Closed-Loop Policy Inference and Evaluation#
Docker Container: Base (see Docker Containers for more details)
./docker/run_docker.sh
Once inside the container, set the models directory if you plan to download pre-trained checkpoints:
export MODELS_DIR=models/isaaclab_arena/reinforcement_learning
mkdir -p $MODELS_DIR
This tutorial assumes you’ve completed Policy Training and have a trained checkpoint, or you can download a pre-trained one as described below.

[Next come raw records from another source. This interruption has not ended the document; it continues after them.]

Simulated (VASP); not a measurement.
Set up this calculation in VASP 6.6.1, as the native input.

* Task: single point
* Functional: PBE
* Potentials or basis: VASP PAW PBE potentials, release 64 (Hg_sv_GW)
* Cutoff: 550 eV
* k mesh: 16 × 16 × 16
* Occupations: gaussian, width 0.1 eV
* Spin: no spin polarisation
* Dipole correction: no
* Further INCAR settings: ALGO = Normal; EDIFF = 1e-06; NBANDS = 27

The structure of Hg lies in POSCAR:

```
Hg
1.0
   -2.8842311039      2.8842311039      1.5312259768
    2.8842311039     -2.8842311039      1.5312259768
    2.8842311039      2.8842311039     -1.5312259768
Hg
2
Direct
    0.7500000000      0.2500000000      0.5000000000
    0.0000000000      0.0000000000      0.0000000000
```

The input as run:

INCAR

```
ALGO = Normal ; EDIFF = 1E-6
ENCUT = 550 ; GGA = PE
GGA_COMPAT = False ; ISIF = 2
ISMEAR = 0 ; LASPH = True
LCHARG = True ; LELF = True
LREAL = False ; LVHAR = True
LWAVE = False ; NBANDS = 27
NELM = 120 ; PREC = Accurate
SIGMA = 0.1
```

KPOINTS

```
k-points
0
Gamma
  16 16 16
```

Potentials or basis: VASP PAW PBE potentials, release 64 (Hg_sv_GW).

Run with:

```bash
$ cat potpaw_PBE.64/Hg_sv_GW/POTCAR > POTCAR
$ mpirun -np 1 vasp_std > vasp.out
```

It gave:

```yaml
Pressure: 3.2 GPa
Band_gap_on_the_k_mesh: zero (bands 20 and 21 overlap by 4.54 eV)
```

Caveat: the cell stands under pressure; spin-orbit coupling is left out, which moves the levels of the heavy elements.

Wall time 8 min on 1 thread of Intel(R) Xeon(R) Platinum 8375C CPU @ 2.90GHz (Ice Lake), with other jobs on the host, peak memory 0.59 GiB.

Download Pre-trained Model (skip preceding steps)
hf download \
nvidia/IsaacLab-Arena-Lift-Object-RL \
model_11999.pt \
--local-dir $MODELS_DIR/lift_object_checkpoint
After downloading, the checkpoint is at:
$MODELS_DIR/lift_object_checkpoint/model_11999.pt
Replace checkpoint paths in the examples below with this path.
Evaluation Methods#
There are three ways to evaluate a trained policy:
Single environment (
policy_runner.py): detailed evaluation with metricsParallel environments (
policy_runner.py): larger-scale statistical evaluationBatch evaluation (
eval_runner.py): automated evaluation across multiple checkpoints
Method 1: Single Environment Evaluation#
python isaaclab_arena/evaluation/policy_runner.py \
--policy_type rsl_rl \
--num_steps 1000 \
--checkpoint_path logs/rsl_rl/generic_experiment/2026-01-28_17-26-10/model_11999.pt \
lift_object \
--rl_training_mode False
Note
If you downloaded the pre-trained model from Hugging Face, replace the checkpoint path with:
$MODELS_DIR/lift_object_checkpoint/model_11999.pt
Policy-specific arguments (--policy_type, --checkpoint_path, etc.) must come before the
environment name. Environment-specific arguments (--rl_training_mode, --object, etc.) must
come after it.
At the end of the run, metrics are printed to the console:
Metrics: {'success_rate': 0.85, 'num_episodes': 12}
Method 2: Parallel Environment Evaluation#
For more statistically significant results, run across many environments in parallel:
python isaaclab_arena/evaluation/policy_runner.py \
--policy_type rsl_rl \
--num_steps 5000 \
--num_envs 64 \
--checkpoint_path logs/rsl_rl/generic_experiment/2026-01-28_17-26-10/model_11999.pt \
--headless \
lift_object \
--rl_training_mode False
Metrics: {'success_rate': 0.83, 'num_episodes': 156}
Method 3: Batch Evaluation#
To evaluate multiple checkpoints in sequence, use eval_runner.py with a JSON config.
1. Create an evaluation config
Create a file eval_config.json:
{
"policy_runner_args": {
"policy_type": "rsl_rl",
"num_steps": 5000,
"num_envs": 64,
"headless": true
},
"evaluations": [
{
"checkpoint_path": "logs/rsl_rl/generic_experiment/2026-01-28_17-26-10/model_5999.pt",
"environment": "lift_object",
"environment_args": {
"rl_training_mode": false
}
},
{
"checkpoint_path": "logs/rsl_rl/generic_experiment/2026-01-28_17-26-10/model_11999.pt",
"environment": "lift_object",
"environment_args": {
"rl_training_mode": false
}
}
]
}
2. Run
python isaaclab_arena/evaluation/eval_runner.py --eval_jobs_config eval_config.json
Evaluating checkpoint 1/2: model_5999.pt
Metrics: {'success_rate': 0.72, 'num_episodes': 152}
Evaluating checkpoint 2/2: model_11999.pt
Metrics: {'success_rate': 0.85, 'num_episodes': 156}
Summary:
========================================
model_5999.pt | Success: 72% | Episodes: 152
model_11999.pt | Success: 85% | Episodes: 156
Understanding the Metrics#
The Lift Object task reports two metrics:
success_rate: fraction of episodes where the object reached the target position within tolerancenum_episodes: total number of completed episodes during the evaluation run
A well-trained policy should reach 70–90% success rate. Results will vary with the target range, random seed, and hardware.
Note
Always set --rl_training_mode False when evaluating. During training this flag is True
to disable success termination; setting it to False re-enables it for proper evaluation.